Curtis Stigers Wants to Show Boise his Riffs 

Rare Hometown Performance from International Pop Sensation

Curtis Stigers will unveil his new album to Boise audiences at the Egyptian Theatre.

Curtis Stigers will unveil his new album to Boise audiences at the Egyptian Theatre.

Curtis Stigers' latest album, Let's Go Out Tonight, has been out since April. But other than an in-store with a pick-up band at The Record Exchange, he hasn't done much to push it around town--or around America, for that matter.

"If I play 10 gigs in the U.S. a year, that's a lot," Stigers said.

The reasons are simple. The geography of Europe makes it easier to tour, and he has sold just as many records there despite much smaller populations.

"Copenhagen is nicer than Kansas City--no offense to Kansas City," he said. "OK, well, maybe a little offense to Kansas City."

But Stigers is still pretty pumped about his performance at the Egyptian Theatre Friday, Sept. 14 at 8 p.m.

"This is the big unveiling," Stigers said.

The reason why the jazz star is so jazzed is that Let's Go Out Tonight represents some decent-sized steps out of his comfort zone.

"I was really clinging to the idea that I was a jazz singer," said Stigers. "And I sort of let go of that and just became a singer."

The result is an album that Stigers said exists in a nether-region between genres. There are elements of soul and pop, rock and jazz.

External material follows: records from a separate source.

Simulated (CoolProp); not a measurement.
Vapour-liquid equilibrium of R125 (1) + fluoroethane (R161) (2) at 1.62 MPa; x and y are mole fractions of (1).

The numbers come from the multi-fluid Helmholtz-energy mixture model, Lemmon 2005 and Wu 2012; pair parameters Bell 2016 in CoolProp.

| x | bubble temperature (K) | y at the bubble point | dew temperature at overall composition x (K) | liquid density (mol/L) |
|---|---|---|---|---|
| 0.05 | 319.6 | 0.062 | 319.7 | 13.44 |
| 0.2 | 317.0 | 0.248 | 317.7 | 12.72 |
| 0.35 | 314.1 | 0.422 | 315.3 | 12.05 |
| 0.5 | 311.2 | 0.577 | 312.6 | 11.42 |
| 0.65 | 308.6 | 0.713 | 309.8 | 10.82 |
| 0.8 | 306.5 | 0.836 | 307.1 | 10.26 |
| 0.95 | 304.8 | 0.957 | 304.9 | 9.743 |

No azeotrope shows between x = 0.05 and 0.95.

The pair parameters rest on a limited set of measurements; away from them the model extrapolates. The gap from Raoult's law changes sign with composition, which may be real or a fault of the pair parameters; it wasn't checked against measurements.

Another major step was Stigers' decision to have the album produced by Larry Klein. It was the first time he let someone else produce one of his albums for more than a decade, since what he described as "being terrorized" by Arista Records founder Clive Davis. But Klein has produced some of Stigers' favorite tunes, and after a dozen years of tossing the idea around, he was finally ready. It made a big difference.

"I started off in 1981 over-singing everything because I wanted everyone to know I listened to Ray Charles," Stigers said. "On this record, every step of the way [Klein] said, 'less,' and that was a revelation to me."

Less is definitely more on Let's Go Out Tonight. Instead of big, jazzy solos from overly qualified musicians, it's a study in subtlety. And Stigers' show at the Egyptian will be his first chance to showcase that newfound restraint. It will also be the last chance to see Stigers locally until his X-Treme Holiday X-Travaganza in December. But if you happen to be in Copenhagen ...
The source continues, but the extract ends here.